June 15, 2012

AND NONE OF IT TASTES AS GOOD AS A GLASS OF MILK:

DOES ALL WINE TASTE THE SAME? (Jonah Lehrer, 6/14/12, The New Yorker)


What can we learn from these tests? First, that tasting wine is really hard, even for experts. Because the sensory differences between different bottles of rotten grape juice are so slight--and the differences get even more muddled after a few sips--there is often wide disagreement about which wines are best. For instance, both the winning red and white wines in the Princeton tasting were ranked by at least one of the judges as the worst.

The perceptual ambiguity of wine helps explain why contextual influences--say, the look of a label, or the price tag on the bottle--can profoundly influence expert judgment. This was nicely demonstrated in a mischievous 2001 experiment led by Frédéric Brochet at the University of Bordeaux. In the first test, Brochet invited fifty-seven wine experts and asked them to give their impressions of what looked like two glasses of red and white wine. The wines were actually the same white wine, one of which had been tinted red with food coloring. But that didn't stop the experts from describing the "red" wine in language typically used to describe red wines. One expert praised its "jamminess," while another enjoyed its "crushed red fruit."

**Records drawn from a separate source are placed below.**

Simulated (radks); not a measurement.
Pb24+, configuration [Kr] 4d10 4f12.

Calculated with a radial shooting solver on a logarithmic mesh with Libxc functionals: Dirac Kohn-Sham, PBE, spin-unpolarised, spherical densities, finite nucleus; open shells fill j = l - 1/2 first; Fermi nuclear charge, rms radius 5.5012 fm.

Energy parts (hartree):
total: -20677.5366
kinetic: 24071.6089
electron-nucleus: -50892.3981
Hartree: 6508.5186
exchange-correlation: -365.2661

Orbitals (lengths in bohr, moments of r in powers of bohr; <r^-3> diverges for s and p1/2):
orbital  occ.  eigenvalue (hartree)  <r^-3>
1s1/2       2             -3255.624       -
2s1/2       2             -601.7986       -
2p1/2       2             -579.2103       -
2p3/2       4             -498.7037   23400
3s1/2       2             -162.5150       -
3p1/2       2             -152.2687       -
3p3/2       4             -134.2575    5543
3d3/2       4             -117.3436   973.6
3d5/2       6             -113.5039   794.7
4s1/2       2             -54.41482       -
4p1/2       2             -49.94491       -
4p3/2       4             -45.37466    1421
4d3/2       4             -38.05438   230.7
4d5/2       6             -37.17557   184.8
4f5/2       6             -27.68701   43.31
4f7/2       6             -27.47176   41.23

The second test Brochet conducted was even more damning. He took a middling Bordeaux and served it in two different bottles. One bottle bore the label of a fancy grand cru, the other of an ordinary vin de table. Although they were being served the exact same wine, the experts gave the bottles nearly opposite descriptions. The grand cru was summarized as being "agreeable," "woody," "complex," "balanced," and "rounded," while the most popular adjectives for the vin de table included "weak," "short," "light," "flat," and "faulty."

The results are even more distressing for non-experts. In recent decades, the wine world has become an increasingly quantitative place, as dependent on scores and statistics as Billy Beane. But these ratings suggest a false sense of precision, as if it were possible to reliably identify the difference between an eighty-nine-point Merlot from Jersey and a ninety-one-point blend from Bordeaux--or even a greater spread. And so we linger amid the wine racks, paralyzed by the alcoholic arithmetic. How much are we willing to pay for a few extra points?

These calculations are almost certainly a waste of time.


You can spend a lot of money on being pretentious.